How many students opted out at your school? A school-by-school look

Here are the more than 160 New York City schools that had significant opt-out rates in 2015. (Red = 20 percent opt-out rate or greater for both subjects | Yellow = Opt-out rate of 5 to 19 percent in at least one subject | Green = Less than 5 percent opt-out rate in both subjects)

More than 7,900 students spread across all five boroughs refused to take this year’s state tests — a record for the city and a more than threefold increase over last year.

Was your school one of the more than 160 with a sizable number of test boycotters this year? Now you can find out by checking the map above, which Chalkbeat compiled using data provided by the city education department. It’s stoplight color-coded: from green (most testing proceeded) to red (much of the testing came to a halt). There’s even more detail provided in the chart below for all schools where students took state tests this year.

Not surprisingly, liberal bastions in Brooklyn and Manhattan had the largest opt-out numbers. (Statewide, officials said that students who boycotted the exams were more likely to be white and less likely to be poor.) But as the map shows, schools in such far-flung locales as the Rockaways, Riverdale, and Brownsville also saw sizable groups of students sit out the exams, backing up advocates’ claims that the opt-out movement is gaining traction among a wider range of schools.
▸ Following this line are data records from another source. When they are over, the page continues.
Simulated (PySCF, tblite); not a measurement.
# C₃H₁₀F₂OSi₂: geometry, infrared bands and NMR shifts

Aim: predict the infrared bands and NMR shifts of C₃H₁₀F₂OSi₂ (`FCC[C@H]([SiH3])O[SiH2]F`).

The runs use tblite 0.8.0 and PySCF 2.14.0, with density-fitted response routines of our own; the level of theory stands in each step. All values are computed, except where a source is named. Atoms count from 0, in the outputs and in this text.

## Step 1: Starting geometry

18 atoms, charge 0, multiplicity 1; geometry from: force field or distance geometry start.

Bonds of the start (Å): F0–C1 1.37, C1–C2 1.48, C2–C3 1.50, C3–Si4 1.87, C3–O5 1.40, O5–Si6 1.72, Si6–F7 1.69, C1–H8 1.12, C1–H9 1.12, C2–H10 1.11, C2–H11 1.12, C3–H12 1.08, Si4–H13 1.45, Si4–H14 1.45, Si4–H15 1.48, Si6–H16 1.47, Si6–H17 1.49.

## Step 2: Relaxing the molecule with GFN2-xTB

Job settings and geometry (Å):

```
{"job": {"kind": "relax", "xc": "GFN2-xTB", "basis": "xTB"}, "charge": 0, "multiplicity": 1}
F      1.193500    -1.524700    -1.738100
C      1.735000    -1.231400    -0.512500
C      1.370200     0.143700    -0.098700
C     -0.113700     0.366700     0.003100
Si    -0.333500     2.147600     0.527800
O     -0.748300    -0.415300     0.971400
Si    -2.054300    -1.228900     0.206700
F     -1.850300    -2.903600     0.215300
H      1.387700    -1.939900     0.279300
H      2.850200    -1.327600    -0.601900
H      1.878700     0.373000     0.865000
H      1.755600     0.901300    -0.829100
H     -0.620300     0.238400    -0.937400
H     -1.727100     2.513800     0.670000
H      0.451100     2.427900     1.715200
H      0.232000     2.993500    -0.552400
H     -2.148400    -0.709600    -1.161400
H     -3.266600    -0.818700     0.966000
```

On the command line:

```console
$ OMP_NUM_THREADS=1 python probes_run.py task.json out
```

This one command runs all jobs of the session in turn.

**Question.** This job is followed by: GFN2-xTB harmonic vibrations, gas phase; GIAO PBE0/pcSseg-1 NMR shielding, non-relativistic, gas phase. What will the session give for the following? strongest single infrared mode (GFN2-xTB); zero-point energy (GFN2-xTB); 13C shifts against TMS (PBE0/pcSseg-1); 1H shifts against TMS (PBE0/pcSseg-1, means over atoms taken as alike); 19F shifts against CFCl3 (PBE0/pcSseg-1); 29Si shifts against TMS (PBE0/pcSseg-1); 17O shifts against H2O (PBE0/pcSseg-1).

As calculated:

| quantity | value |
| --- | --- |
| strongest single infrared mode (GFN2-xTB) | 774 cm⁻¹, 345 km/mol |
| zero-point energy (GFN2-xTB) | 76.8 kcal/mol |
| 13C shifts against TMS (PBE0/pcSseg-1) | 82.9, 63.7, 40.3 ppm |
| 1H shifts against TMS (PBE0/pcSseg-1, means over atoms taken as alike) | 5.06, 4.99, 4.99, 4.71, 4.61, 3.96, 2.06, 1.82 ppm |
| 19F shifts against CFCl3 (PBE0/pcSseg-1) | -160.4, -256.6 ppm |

A caveat: The city only released opt-out numbers for schools that had 10 or more students who declined to take the test in either math or English, meaning that schools with nine or fewer opt outs this year aren’t indicated on the map. On the chart, fewer than 10 students is represented with an asterisk.

Update: Castle Bridge School in Manhattan and P.S. 372 The Children’s School in Brooklyn have been added to the above map. Both schools were initially left out because they were not included in the city’s database of state test scores.